April 6, 2017
Many potential FHA borrowers want to know how long they must wait following pre-foreclosure sales in order to successfully apply for a new mortgage. There is a specified “seasoning period” (industry jargon for the amount of required waiting time following pre-foreclosure sales) required of borrowers after a short sale, bankruptcy filing, etc.
The amount of that required waiting time will vary based on a number of factors including lender standards, so borrowers should keep in mind that the FHA loan rules we’re about to mention are only one of the sets of rules that must be followed for such transactions.

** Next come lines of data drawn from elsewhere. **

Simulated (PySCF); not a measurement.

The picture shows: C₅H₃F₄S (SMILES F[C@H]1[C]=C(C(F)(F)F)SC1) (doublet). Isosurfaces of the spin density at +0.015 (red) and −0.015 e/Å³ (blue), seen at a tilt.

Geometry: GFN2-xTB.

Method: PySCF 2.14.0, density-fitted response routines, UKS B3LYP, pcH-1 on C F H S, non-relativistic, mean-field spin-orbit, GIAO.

That said, HUD 4000.1 instructs the lender on how to proceed in these cases, beginning with a definition of pre-foreclosure sales:
“Pre-Foreclosure Sales, also known as Short Sales, refer to the sales of real estate that generate proceeds that are less than the amount owed on the Property and the lien holders agree to release their liens and forgive the deficiency balance on the real estate.”
FHA loan rules are quite specific in this area, stating, “A Borrower is generally not eligible for a new FHA-insured Mortgage if they relinquished a Property through a Short Sale within three years from the date of case number assignment. This three-year period begins on the date of transfer of title by Short Sale.”
Naturally, there are some exceptions permitted for those who meet the FHA criteria as described below:
“A Borrower is considered eligible for a new FHA-insured Mortgage if, from the date of case number assignment for the new Mortgage all Mortgage Payments on the prior Mortgage were made within the month due for the 12-month period preceding the Short Sale; and installment debt payments for the same time period were also made within the month due.”
The FHA also lists exceptions based on a review of the circumstances behind the pre-foreclosure sale or short sale:
“The Mortgagee may grant an exception to the three-year requirement if the Short Sale was the result of documented extenuating circumstances that were beyond the control of the Borrower, such as a serious illness or death of a wage earner, and the Borrower has re-established good credit since the Short Sale.”
Lender standards will apply so it is best to discuss your specific needs with a loan officer to see what may be possible.